The New York Water Taxi service from a temporary landing at Great Kills Park making stops near Wall Street and in Midtown began Monday morning. One-way fare on the New York Water Taxi ferry is $2.
The additional ferry service is scheduled to run for eight weeks, but city officials said it provides much-needed service to an under-served area.
New York City Department of Transportation Commissioner Janette Sadik-Khan said the first-day success could turn into an additional full-time ferry service serving Staten Island.
“We’ll assess the ridership, we’ll see how it goes. I rode the service this morning, it was terrific. We had over 248 people just in the morning rush hour alone which, I think, speaks to the demand for this kind of service,” Sadik-Khan told WCBS 880 on Monday afternoon.

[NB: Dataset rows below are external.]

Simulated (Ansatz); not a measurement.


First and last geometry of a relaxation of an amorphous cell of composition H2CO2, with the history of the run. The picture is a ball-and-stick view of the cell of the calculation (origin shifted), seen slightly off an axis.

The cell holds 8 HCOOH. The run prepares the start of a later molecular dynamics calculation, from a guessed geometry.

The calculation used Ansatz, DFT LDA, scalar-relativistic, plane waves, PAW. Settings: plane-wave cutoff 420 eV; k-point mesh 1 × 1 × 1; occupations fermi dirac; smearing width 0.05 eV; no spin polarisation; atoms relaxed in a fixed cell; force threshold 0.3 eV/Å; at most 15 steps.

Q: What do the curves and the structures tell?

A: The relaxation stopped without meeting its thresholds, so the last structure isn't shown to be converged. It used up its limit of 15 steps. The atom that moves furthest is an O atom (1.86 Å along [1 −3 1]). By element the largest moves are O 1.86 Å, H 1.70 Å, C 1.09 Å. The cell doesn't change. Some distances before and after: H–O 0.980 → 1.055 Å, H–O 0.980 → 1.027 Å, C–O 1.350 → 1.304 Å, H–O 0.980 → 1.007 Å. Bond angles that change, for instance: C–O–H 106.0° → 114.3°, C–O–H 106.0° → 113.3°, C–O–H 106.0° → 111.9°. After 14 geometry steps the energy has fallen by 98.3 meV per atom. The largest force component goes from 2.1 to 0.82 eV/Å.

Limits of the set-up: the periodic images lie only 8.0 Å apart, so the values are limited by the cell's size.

Staten Island Borough President James Molinaro said the ferry is the most direct way for many on the south shore to get to Manhattan.
“People that I rode with, they were delighted. A member of your family could just drop you off, leave, and just pick you up at night,” Molinaro told WCBS 880. “It has all the ingredients of being a huge success.”
Molinaro noted there is no gridlock to contend with on a ferry.
“There’s an awful lot of people that must get into the city every day to work and who were getting in late and so we started it as an eight-week experiment. But from the response that we received today, I think it could very well be a permanent solution to some of our people getting into the city,” Molinaro said. “It’s going to get you into Manhattan in 45 minutes, so how can you beat it?”
Schedules are on the Transportation Department’s website.
After being shut down for several days, the Staten Island Ferry resumed service on Nov. 2.
The city has also established a temporary ferry to the badly damaged Rockaways in Queens.